Recently I’ve been implementing a POC for interacting with Rhasspy using chat (XMPP) by configuring it as a satellite. The thing worked out surprisingly well when using Hermes (I could even send replies back via chat!!), although I had a small issue. I had two ways (that I knew of) to go for this:
send a DialogueStartSession and, after receiving DialogueSessionStarted, send an AsrTextCaptured with the text received from chat
send a NluQuery with the text received from chat (emulating the text input in Rhasspy web UI)
Using option 2 seemed easier, but I’d lose session management, which is essential when the interaction has multiple steps. So I went for option 1.
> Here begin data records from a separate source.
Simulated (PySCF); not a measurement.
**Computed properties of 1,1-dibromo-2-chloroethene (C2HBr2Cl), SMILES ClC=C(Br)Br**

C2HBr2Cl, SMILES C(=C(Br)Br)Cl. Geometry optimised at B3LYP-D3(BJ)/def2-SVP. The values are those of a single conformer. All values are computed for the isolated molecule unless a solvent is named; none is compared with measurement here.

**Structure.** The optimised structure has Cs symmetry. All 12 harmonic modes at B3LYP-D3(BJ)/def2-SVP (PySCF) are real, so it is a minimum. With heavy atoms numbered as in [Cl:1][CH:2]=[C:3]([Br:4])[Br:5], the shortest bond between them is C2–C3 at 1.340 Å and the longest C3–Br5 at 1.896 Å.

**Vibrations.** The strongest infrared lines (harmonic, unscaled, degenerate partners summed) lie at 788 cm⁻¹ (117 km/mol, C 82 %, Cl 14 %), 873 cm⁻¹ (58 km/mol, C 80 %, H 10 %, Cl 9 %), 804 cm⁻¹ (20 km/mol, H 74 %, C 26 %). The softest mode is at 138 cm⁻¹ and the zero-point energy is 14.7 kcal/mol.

Sending AsrTextCaptured however triggers the “recorded” wav file, which takes away precious response time. I could have sent a fake PlayFinished to trick Rhasspy into going ahead, but I just wanted to skip that step, so I created a convention for this:
Whenever AsrTextCaptured.wakewordId is null, Rhasspy will assume that the request didn’t come from voice so it will skip playing the “recorded” wav file
I implemented that in my fork. Currently though only the Google ASR module can fill the wakewordId field. Core developers, could this be a reasonable way to go? Can we use this or some other approach? Or am I going totally the wrong way?
A chat is not siteId specific (multiple sessions can happen in the chat at the same time). The current dialogue manager is not fit for this (feedback sounds, asr listening, session timeout, etc.).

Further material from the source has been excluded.